This I think is why I can't get too excited about policy matters. We may choose to do this, or we may choose to do that, but outcomes will always be slippery; but by allowing the bending/breaking of the rules in order to satisfy some imagined policy outcome just sets you up for more corruption.

I think we're finding that the problems associated with PNS (Post Normal Science) are similar to the ones that the Arch Bishop was alluding to in his criticisms of situational ethics. It seems to be the same road. What you say, Sam?

PS, Ravetz on 'climategate' and PNS
Interesting opinion piece from Andy Revkin of the New York Times on 'Trust' in Climate Science

http://dotearth.blogs.nytimes. ... imate-research-and-trust/


edit: my comment for Andy

Quote :"Referring people over to Real Climate for reviews of the 'Hockey Stick Illusion' is like asking Steve Ballmer his opinion on what he thinks of the iPhone. We should be striving for a bit more impartiality here...

Cmon Andy, you're a journalist! If you're at all interested in the topic of trust in climate science you need to set aside the time to read this book for yourself- that way you will not have to rely solely on the opinions of the very people implicated in all this. You will have your own opinion. Surely that's of some value?"

interesting, but he is complicit in the group thinking he criticizes by saying the 'reality' is that more CO2 equals more warming when it is still up for (bloodthirsty) debate whether the world is indeed warming at a rate never before seen.
Quote from SamH :Strange things are happening at the Guardian.

Always has been an odd paper The Guardian! It's in the same league as the daily mail, though it's 'dedicated' readership is in complete denial about that

Anyway into more relevant waters - what's the latest in the global warm... oh...'climate change' debate nowadays?? Seems climategate has happily slipped away into the abyss.
Quote from flymike91 :more CO2 equals more warming

I think most people would agree with it. I've never actually heard a scientist disagree that more CO2 = more warming, but it's also uncontroversial that there is a limit on how much warming CO2 can cause by itself. The relationship between CO2 and warming is logarithmic - for every doubling of CO2 you will get the same increase in temperature each time (roughly about 1-1.2°C). Most of the warming from CO2 is already with us, but the great uncertainty in all this is the feedbacks. Greenhouse gases keep the Earth about 30° warmer than it would be without them. CO2 gives us about 3° of that warming. (unless someone can tell me otherwise).

I would stop agreeing with Revkin's equation at '= less ice', at least as far as the present indicates. Arctic ice is decreasing while Antarctic ice is increasing (Judith Curry has a new paper out on this which seeks to offer an explanation for the 'paradox' of Antarctic ice). Overall, global sea ice is hovering at around average atm.
Quote from Electrik Kar :I think we're finding that the problems associated with PNS (Post Normal Science) are similar to the ones that the Arch Bishop was alluding to in his criticisms of situational ethics. It seems to be the same road. What you say, Sam?

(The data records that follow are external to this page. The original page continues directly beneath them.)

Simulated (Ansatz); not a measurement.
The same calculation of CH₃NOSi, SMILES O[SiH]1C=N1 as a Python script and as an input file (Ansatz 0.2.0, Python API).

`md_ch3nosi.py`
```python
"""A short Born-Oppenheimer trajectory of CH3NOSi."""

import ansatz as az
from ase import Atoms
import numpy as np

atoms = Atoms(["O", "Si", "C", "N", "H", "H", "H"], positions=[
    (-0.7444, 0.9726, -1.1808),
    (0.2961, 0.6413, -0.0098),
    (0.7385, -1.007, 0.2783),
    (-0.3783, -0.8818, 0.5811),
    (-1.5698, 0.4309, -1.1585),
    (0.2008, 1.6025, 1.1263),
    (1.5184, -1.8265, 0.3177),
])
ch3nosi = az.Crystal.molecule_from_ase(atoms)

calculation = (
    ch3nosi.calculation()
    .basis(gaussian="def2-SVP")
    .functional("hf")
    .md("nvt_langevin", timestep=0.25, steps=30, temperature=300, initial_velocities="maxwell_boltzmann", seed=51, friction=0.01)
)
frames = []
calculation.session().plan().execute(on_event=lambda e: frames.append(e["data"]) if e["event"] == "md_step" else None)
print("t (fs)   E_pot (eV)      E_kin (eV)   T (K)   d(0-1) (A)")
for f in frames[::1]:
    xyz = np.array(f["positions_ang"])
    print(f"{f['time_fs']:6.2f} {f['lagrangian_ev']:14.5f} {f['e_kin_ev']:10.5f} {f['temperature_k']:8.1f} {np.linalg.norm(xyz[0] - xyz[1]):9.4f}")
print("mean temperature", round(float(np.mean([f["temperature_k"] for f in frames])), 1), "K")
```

I definitely agree, yep. It seems to be a direct parallel.

Quote from Intrepid :Seems climategate has happily slipped away into the abyss.

hehe.. no, it's not slipped away at all. It's still reverberating. You probably don't/won't hear the term "Climategate" much any more, but the reason is because Climategate was something of an instant in time but with direction-changing impact.

Any time you hear about climate change, or climate science, or anything associated with it, it's being discussed in the context of Climategate. Nobody in climate sciences is ignorant of Climategate and probably nobody has been left unaffected by its implications. The word "Climategate" need never be mentioned again, the science is still different now because of it.
Quote from SamH :hehe.. no, it's not slipped away at all. It's still reverberating. You probably don't/won't hear the term "Climategate" much any more, but the reason is because Climategate was something of an instant in time but with direction-changing impact.

Any time you hear about climate change, or climate science, or anything associated with it, it's being discussed in the context of Climategate. Nobody in climate sciences is ignorant of Climategate and probably nobody has been left unaffected by its implications. The word "Climategate" need never be mentioned again, the science is still different now because of it.

I mean in the mainstream media and general public it appears we are back to pre-climategate or whatever people want to call it. We are back to the same old Oil Driven GW-Deniars Vs 'Save The Planet' Greenies arguments. That's from a general public perspective. Both have shady motives so it's impossible to gauge anything without investing days, weeks, and months into research.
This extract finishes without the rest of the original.